This first instalment in the career retrospective of Latino crate-diggers Junkyard Ju Ju and Psycho Les is more or less the final funeral procession for a style of hip-hop that has now become the preserve of nostalgic obsessives.
Expect compilations featuring the likes of the D.I.T.C crew, Black Moon, Pete Rock & C L Smooth, Brand Nubian and others to follow in the wake of this book-end to an era. What's changed in hip-hop is, of course, that the past is 'out' and the future is very much 'in'. And The Beatnuts and their ilk, with their passion for discovering the well-buried roots of their music and crafting club tracks from them, no longer appear to be quite as exciting as they once were.
What this collection, which shuffles old and new alongside each other, illustrates is the consistency with which The Beatnuts have pumped out jazz-sampling party tunes over the past decade. They've never swapped their hedonistic themes for social ones, never traded crate-diggin' for knob-twiddling. Along the way there have been party anthems as fine as 'Off The Books', 'Props Over Here', 'Get Funky' and Method Man hook-up 'Se Acabo Remix'.

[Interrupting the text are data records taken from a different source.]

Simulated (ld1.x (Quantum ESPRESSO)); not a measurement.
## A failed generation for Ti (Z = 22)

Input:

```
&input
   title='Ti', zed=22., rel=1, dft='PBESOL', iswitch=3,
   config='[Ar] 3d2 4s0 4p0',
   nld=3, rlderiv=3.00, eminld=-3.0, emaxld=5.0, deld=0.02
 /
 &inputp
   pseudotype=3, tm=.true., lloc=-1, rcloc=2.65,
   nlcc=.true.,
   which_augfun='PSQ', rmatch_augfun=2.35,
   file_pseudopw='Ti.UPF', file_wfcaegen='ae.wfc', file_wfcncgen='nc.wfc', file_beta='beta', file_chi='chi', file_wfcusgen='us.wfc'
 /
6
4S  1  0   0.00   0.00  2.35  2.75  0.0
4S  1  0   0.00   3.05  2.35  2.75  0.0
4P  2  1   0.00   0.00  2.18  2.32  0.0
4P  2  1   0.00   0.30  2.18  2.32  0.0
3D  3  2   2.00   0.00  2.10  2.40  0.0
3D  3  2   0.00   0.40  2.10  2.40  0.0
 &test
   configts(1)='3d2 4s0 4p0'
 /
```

Still, they can at times lack the bite of Showbiz & AG at their finest or the focussed funk of Brand Nubian's string of classic '93 releases, even Diamond D's underground gem 'Stunts, Blunts & Hip-Hop'. What they do have by the bucket though, is fun. Genuine fun, fun expressed through the music not acres of tape bowing under the weight of distinctly un-hilarious skits.
Chances are that you either know The Beatnuts and have all this stuff tucked into your pile of dusty records already or you have no idea what we're babbling about. If it's the latter, then, as an introduction to a moment in hip-hop when the music reached one of its many glorious peaks, this will do nicely.